Brooke was born at 5 Hillmorton Road, Rugby, Warwickshire, and named after a great-grandfather on his mother's side, Rupert Chawner (1750–1836), a distinguished doctor descended from the regicide Thomas Chaloner (the middle name has however sometimes been erroneously given as "Chaucer"). He was the third of four children of William Parker "Willie" Brooke, a schoolmaster, and Ruth Mary Brooke (née Cotterill), a school matron. Both parents were working at Fettes College in Edinburgh when they met. They married on 18 December 1879. William Parker Brooke had to resign after the couple wed, as there was no accommodation there for married masters. The couple then moved to Rugby in Warwickshire, where Rupert's father became Master of School Field House at Rugby School a month later. His eldest brother was Richard England "Dick" Brooke (1881–1907); his sister Edith Marjorie Brooke was born in 1885 and died the following year, and his youngest brother was William Alfred Cotterill "Podge" Brooke (1891–1915).

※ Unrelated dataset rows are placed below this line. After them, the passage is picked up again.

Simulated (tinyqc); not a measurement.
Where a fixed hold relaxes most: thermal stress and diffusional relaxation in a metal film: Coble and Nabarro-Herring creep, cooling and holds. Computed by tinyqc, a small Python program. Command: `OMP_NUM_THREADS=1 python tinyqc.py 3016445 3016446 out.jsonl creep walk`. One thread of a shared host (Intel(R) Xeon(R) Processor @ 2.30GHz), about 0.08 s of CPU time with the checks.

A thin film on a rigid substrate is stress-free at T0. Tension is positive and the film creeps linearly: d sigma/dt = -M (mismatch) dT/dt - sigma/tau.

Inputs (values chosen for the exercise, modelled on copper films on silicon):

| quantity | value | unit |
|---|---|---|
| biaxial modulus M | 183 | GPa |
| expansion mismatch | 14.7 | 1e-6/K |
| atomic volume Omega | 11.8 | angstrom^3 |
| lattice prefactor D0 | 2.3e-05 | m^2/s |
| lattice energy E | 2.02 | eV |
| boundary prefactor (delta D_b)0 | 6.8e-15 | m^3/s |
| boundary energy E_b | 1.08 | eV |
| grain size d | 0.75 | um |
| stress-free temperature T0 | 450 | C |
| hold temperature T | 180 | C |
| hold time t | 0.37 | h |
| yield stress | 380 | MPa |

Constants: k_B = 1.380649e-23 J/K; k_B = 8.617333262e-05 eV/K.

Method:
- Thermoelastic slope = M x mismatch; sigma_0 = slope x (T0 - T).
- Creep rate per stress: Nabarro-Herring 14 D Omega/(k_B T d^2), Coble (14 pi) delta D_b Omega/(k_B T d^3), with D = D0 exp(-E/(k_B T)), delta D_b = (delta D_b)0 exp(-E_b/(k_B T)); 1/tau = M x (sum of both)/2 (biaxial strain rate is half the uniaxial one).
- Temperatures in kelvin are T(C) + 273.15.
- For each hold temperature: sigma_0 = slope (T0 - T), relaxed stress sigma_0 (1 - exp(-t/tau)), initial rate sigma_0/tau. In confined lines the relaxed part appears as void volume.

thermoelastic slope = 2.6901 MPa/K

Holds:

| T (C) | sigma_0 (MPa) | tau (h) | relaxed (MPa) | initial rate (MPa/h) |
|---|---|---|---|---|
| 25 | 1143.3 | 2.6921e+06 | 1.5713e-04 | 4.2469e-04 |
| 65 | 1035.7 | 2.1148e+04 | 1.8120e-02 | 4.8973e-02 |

Brooke attended preparatory (prep) school locally at Hillbrow, and then went on to Rugby School. At Rugby, he was romantically involved with fellow pupils Charles Lascelles, Denham Russell-Smith and Michael Sadleir. In 1905, he became friends with St. John Lucas, who thereafter became something of a mentor to him.

In October 1906, he went up to King's College, Cambridge, to study classics. There, he became a member of the Apostles, was elected as president of the university Fabian Society, helped found the Marlowe Society drama club and acted, including in the Cambridge Greek Play. The friendships he made at school and university set the course for his adult life, and many of the people he met—including George Mallory—fell under his spell. Virginia Woolf told Vita Sackville-West that she had gone skinny-dipping with Brooke in a moonlit pool when they were in Cambridge together. In 1907, his elder brother Dick died of pneumonia at age 26. Brooke planned to put his studies on hold to help his parents cope with the loss of his brother, but they insisted he return to university.

There is a blue plaque at The Orchard, Grantchester, where he lived and wrote. It reads: "Rupert Brooke Poet & Soldier 1887–1915 Lived and wrote at The Orchard 1909–1911, and at The Old Vicarage 1911–1912".

Brooke made friends among the Bloomsbury group of writers, some of whom admired his talent while others were more impressed by his good looks. He also belonged to another literary group known as the Georgian Poets and was one of the most important of the Dymock poets, associated with the Gloucestershire village of Dymock where he spent some time before the war. This group included both Robert Frost and Edward Thomas. He also lived at the Old Vicarage, Grantchester, which stimulated one of his best-known poems, named after the house, written with homesickness while in Berlin in 1912. While travelling in Europe, he prepared a thesis, entitled "John Webster and the Elizabethan Drama", which earned him a fellowship at King's College, Cambridge, in March 1913.

Brooke had his first relationship with Élisabeth van Rysselberghe, daughter of painter Théo van Rysselberghe. They met in 1911 in Munich. His affair with Élisabeth came closest to be consummated than any other he ever had so far. It is possible that the two became lovers in a "complete sense" in May 1913 in Swanley. It was in Munich, where he had met Élisabeth, that a year later he finally succeeded in a sexual liaison with Katherine Laird Cox.

Brooke suffered a severe emotional crisis in 1912, resulting in the breakdown of his long relationship with Ka Cox. Brooke's paranoia that Lytton Strachey had schemed to destroy his relationship with Cox by encouraging her to see Henry Lamb precipitated his break with his Bloomsbury group friends and played a part in his nervous collapse and subsequent rehabilitation trips to Germany.